The top Miami-Dade County criminal prosecutor assigned the task of convicting the alleged killer of Jimmy Ryce is resigning after being snared in an office sex scandal, accused by a secretary he supervised of fondling her breasts at work.

In a county rampant with scandals, Chief Assistant State Attorney Michael Band appears to be its latest victim. The prosecutor’s final case for the state will be the murder trial of Juan Carlos Chavez, 30, accused of killing Jimmy Ryce.

Band’s announced resignation came on the heals of an investigation into his relationship with Shelly Rossbach, a 20-year legal secretary/trial coordinator in his office.

The accusations against Band by Rossbach emerged during an unrelated investigation into why Rossbach and other secretaries at the Miami-Dade State Attoney’s Office were having hours-long, sexy telephone calls from their cubicles with admitted hit-man Jorge Ayala, a frequent informant known to the secretaries.

They were also accepting hundreds of dollars from Ayala, who is serving time in a Miami federal prison, the investigation revealed.

During the investigation, conducted by an outside prosecutor, Rossbach said she had been “historically sexually harrassed by Band,” her boss in the unit.

She said on December 1997, Band accosted her in his office and fondled her breasts, a potential battery. She rejected him. From that day on, Band would not speak to her. She said he set out “to humilate, discredit and terminate her.”

The sex scandal has rocked the office, headed by Kathy Fernandez Rundle, at a time when it has launched several successful investigations into public corruption.

Two other veteran secretaries were also terminated on Friday for allegedly having improper relationships with Ayala.

The silver-haired Band, who handled the Gianni Versace murder investigation and won a conviction in the murder of a German tourist, will end his 18-year career after the Ryce trial, said Don Nelson, the office’s executive director.

The trial is set to begin in September in Orlando.

Band, one of three supervisors in the major crimes unit, was viewed as the office’s top prosecutor and usually handed the high-profile cases.

When approached about Rossbach’s accusation, Band refused to take a polygraph test, the report says.

Instead, he rendered a letter of resignation this month. Band cited financial reasons.

“After much reflection and soul searching, I have concluded that this is the appropriate time for me to tender my resignation,” he wrote.

Band, who is married, could not be reached for comment.
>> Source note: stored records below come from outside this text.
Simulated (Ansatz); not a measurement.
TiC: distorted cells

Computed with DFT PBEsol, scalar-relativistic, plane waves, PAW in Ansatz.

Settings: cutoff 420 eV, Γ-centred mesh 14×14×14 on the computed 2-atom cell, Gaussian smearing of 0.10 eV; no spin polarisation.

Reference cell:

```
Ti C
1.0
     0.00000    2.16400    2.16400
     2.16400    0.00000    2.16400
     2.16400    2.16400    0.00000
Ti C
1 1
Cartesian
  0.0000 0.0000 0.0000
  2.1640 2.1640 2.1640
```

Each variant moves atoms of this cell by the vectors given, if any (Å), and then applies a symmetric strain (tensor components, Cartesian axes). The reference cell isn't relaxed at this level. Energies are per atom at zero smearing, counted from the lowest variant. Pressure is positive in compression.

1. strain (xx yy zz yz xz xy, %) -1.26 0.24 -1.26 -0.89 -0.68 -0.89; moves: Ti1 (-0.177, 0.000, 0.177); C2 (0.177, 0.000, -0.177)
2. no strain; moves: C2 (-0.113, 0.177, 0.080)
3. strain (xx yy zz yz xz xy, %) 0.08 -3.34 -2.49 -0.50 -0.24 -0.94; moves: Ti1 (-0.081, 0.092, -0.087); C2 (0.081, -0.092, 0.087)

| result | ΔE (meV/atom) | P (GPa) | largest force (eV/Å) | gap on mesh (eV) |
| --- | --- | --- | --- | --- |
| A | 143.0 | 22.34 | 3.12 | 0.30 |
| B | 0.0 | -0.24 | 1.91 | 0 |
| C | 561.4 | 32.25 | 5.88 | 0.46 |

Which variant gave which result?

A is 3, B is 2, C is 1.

“As soon as we knew about the allegations against him, we informed him,” Nelson said. “After that, Band resigned.”

Rossbach has decided not to file criminal charges against Band, and neither will the State Attorney’s Office, Nelson said.

Nelson said Band’s pending departure should not hurt the Ryce case.

“We are thrilled that he is finishing up with that prosecution,” Nelson said. Don and Claudine Ryce, Jimmy’s parents, were also consulted about Band’s resignation. They asked that he stay on.

The legal secretaries fired on Friday for allegedly fraternizing with Ayala are Raquel Navarro and Barbara Abad. A third secretary, Olga Cabrera, was terminated on an unrelated charge of forging signatures on legal papers. Rossenbach was not fired as a result of the telephone-call investigation.

From Miami’s federal prison, Ayala persuaded the women to transfer calls to outside lines, or have long conversations with him ” about their personal lives,” according to the report.

Some of the secretaries were then receiving money orders for as much as $150 from Ayala, the investigation shows.

“They clearly crossed the line here,” Rundle Fernandez said of the secretaries, who even fought over Ayala.